Over the long haul, the court decision figured to produce a glut of televised football. Robert Wussler, head of WTBS, Ted Turner's Atlanta superstation, told SI Television Writer Bill Taafe that if Burciaga's order is upheld, "you're going to go from three games on a Saturday to 15 in most areas." Wussler's figure includes local, regional and national telecasts both on cable and over-the-air stations, involving big and small schools.

The principal beneficiaries of this expanding market would likely be powerhouses like Notre Dame, Southern Cal and Penn State. Under the NCAA plan, schools were ordinarily limited to $1.4 million in total annual TV revenues, a take that a conference member like USC was obliged to share with the other schools in its league, but the big-name colleges would presumably stand to collect several times that amount by selling virtually their entire schedules to TV—the choicest games nationally, others regionally. In Notre Dame's case, it's conceivable that the entire schedule could be packaged nationally, perhaps in combination with Irish basketball games. Following last week's court action, the CFA indicated that it may revive its efforts to arrange its own network deal, something Executive Director Chuck Neinas feels the organization is legally free to do because it, unlike the NCAA, would be acting as a nonexclusive agent, i.e. it would represent only those schools that want representation.

But a free market would also produce its share of losers. Traditionalists fear that Burciaga's decision could break up conferences because stronger schools, reluctant to share their newfound television riches with other members, would be tempted to go it alone. Another worry is that some schools might strike TV deals to play on Friday nights, which would put college and high school football on a collision course. But the biggest concern is that in a free market a relatively small number of superpowers would dominate exposure and revenues to the detriment of the smaller schools. Rejecting any parallel with basketball, critics of Burciaga's ruling argue that NCAA control of football is necessary because of the concentration of games on Saturdays. Football also has far bigger facilities to fill and larger budgets to protect.

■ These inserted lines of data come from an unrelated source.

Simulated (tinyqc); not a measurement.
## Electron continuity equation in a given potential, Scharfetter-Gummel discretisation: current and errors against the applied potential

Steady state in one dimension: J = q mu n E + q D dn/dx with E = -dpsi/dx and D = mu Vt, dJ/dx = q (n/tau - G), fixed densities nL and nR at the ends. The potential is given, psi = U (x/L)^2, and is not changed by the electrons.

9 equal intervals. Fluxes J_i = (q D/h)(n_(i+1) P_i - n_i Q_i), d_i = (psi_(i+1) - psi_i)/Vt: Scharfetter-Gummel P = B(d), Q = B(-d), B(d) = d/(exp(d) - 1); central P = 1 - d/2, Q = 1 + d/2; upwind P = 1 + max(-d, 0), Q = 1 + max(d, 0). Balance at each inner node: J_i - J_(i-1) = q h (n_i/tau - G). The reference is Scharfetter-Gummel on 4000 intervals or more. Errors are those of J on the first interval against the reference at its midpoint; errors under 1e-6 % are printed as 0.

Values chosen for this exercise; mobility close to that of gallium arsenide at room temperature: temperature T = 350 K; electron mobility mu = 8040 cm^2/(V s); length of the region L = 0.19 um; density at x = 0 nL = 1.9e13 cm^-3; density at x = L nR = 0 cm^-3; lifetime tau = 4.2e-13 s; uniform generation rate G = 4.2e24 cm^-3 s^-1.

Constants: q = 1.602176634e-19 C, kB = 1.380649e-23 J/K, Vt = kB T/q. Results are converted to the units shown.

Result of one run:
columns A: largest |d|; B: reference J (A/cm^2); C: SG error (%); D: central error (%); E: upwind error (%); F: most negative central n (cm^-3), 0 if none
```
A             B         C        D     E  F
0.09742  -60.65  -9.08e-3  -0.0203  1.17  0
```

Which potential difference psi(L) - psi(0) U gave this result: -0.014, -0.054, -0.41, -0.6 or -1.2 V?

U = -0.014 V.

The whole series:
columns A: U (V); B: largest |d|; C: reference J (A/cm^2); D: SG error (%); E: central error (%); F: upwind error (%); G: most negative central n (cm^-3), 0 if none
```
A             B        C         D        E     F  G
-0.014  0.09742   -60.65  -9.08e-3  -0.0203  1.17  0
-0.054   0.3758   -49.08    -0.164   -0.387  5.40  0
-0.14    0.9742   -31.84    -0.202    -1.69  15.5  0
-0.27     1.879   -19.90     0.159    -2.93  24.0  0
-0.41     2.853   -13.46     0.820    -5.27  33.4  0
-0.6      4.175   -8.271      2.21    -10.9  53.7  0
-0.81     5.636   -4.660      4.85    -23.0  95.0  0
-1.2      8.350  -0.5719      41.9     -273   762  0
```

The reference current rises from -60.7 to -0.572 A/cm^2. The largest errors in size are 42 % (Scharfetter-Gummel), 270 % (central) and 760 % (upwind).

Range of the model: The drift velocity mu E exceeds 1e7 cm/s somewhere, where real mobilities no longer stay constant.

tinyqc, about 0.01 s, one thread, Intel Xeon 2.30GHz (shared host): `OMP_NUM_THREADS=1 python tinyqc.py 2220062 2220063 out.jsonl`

Schools in densely populated markets, like San Diego State, even if they're unable to match the Oklahomas and Pitts in national appeal, could presumably negotiate contracts with local TV stations. But those in weaker TV markets, like Bowling Green, which under the NCAA plan generated $300,000 for itself and other Mid-American Conference members by means of an occasional regional appearance, could be squeezed out of the picture. Even a Big Ten school like Michigan State could be blitzed in its own TV market by the far greater statewide appeal of Michigan.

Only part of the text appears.